We also use language of fire in our emotional lives. We speak of “burning with passion” or lust – a temptation comes and it overcomes like a fire. There is also “burning with anger” – someone cuts you off in traffic, says an insulting remark, or makes your job at work more difficult and you can feel the anger boiling inside you. Or the “fire of resentment” – where just the sight of someone who slighted you in the past burns you up inside. Or the “fire of jealousy” that burns every time you see the person that got something you’ve been eyeballing all year. If it’s not fire in our emotions, sometimes it is Lukewarm-ness, which is experienced as a sort of malaise, or complacency, or indifferentism – just coasting through life, day to day. And coldness comes when we feel alone, isolated, alienated from family and friends, or self-centered.
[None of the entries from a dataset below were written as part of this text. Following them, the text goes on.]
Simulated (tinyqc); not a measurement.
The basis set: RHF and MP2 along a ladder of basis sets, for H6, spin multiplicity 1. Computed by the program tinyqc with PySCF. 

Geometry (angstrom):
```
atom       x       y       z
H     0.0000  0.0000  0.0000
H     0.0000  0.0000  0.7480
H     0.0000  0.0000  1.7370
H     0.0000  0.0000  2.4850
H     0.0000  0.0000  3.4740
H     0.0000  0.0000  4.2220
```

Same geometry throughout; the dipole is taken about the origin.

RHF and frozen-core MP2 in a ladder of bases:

I think Jesus uses language of fire to redeem our experience of the degrees of fire in our spiritual and emotional lives. Jesus burns with a fire too! He burns with a holy impatience to bring to fulfillment his baptism, to accomplish the Father’s Will, to suffer, die, and rise again for us to save us from our sins. “How great is my anguish until it is accomplished!” we hear him exclaim in our Gospel today. But, the difference between his fire and ours is that he burns with love, a fire that burns continuously but does not consume or destroy. On the other hand, the fires we experience in our emotions – lust, anger, resentment, and jealousy – DO consume us as they burn; they burn us out, they burn us up. And the fire in our spiritual lives is quick to die down. Our Lord today wants to transform these fires into fires of love that burn continuously but do not destroy us – like the fire in the burning bush from which God revealed Himself to Moses – “although the bush was on fire, it was not being consumed” (Exodus 3:1-4). The first reading illustrated this transformation. The fires of anger that caused the king’s princes to throw Jeremiah into the cistern to die, are later in the story transformed into fires of mercy that cause the king to send his court official and three men to save him.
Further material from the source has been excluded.